Golden Reign Resources Ltd. (TSX-V: GRR) (the “Company” or “Golden Reign”) is pleased to announce that it has closed the first tranche of its previously announced non-brokered private placement (the “Offering”) consisting of 7,181,575 common shares at a price of $0.22 per share to raise gross proceeds of $1,579,946. In connection with the first tranche of the Offering, the Company has agreed to pay finder’s fees of $51,001 cash and 154,483 warrants priced at $0.22 per share exercisable for a period of eighteen (18) months. The common shares issued pursuant to this private placement are subject to a four month hold period. The first tranche of the Offering and payment of the finder’s fees have been accepted by the TSX Venture Exchange.

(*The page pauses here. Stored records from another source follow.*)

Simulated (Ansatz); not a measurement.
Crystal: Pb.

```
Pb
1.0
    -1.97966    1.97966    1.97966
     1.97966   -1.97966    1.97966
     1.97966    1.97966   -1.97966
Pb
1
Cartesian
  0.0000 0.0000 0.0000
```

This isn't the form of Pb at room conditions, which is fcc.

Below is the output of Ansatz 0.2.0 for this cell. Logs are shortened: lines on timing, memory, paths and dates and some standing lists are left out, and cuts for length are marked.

Golden Reign is also pleased to announce that due to demand from potential investors the Offering has been increased by $2,200,000 or 10,000,000 common shares. In aggregate, Golden Reign may issue up to 19,545,455 common shares at a price of $0.22 per share (“Issue Price”) under the Offering, for gross proceeds of up to $4,300,000. Finder’s fees of 6% cash and 7% finder’s warrants (“Finder’s Warrants”) may become payable in connection with the second tranche of the Offering. Each Finder’s Warrant will entitle the holder thereof to purchase one common share at an exercise price equal to the Issue Price for a period of eighteen (18) months from the date of closing.
The Company expects to close the second tranche of the Offering on or before January 15, 2017, subject to certain conditions, including, but not limited to, the receipt of all necessary approvals including the approval of the TSX Venture Exchange. All securities issued in connection with this tranche of the Offering will be subject to a four month hold period from the date of closing, in accordance with applicable Canadian securities laws.
The net proceeds from the Offering will be used for working capital, general corporate purposes and to accelerate exploration on targets outside of the San Albino area.
Insider Participation in Offering
John Conlon, Abraham Jonker and Leonard Dennis participated in the private placement by subscribing for an aggregate of 1,868,183 common shares for aggregate proceeds of $411,000. The participation by the directors is considered a “related party transaction” as defined under Multilateral Instrument 61-101 (“MI 61-101”). The transaction is exempt from the formal valuation and minority shareholder approval requirements under MI 61-101 as neither the fair market value of the units issued to, nor the consideration paid by, the related parties exceeded 25% of the Company’s market capitalization.
On behalf of the Board,
Kim Evans, CPA, CGA
For additional information please visit our website at www.goldenreign.com and SEDAR www.sedar.com.
Forward-Looking Statements: Some of the statements contained herein may be forward-looking statements which involve known and unknown risks and uncertainties. Such forward-looking statements are subject to a variety of risks and uncertainties which could cause actual events or results to differ materially from those reflected in the forward-looking statements, including, without limitation, risks and uncertainties relating to political risks involving the Company’s exploration and development of mineral properties interests, the inherent uncertainty of cost estimates and the potential for unexpected costs and expenses, commodity price fluctuations, the inability or failure to obtain adequate financing on a timely basis and other risks and uncertainties. Such information contained herein represents management’s best judgment as of the date hereof, based on information currently available.
The TSX Venture Exchange has not reviewed and does not accept responsibility for the adequacy or accuracy of this news release.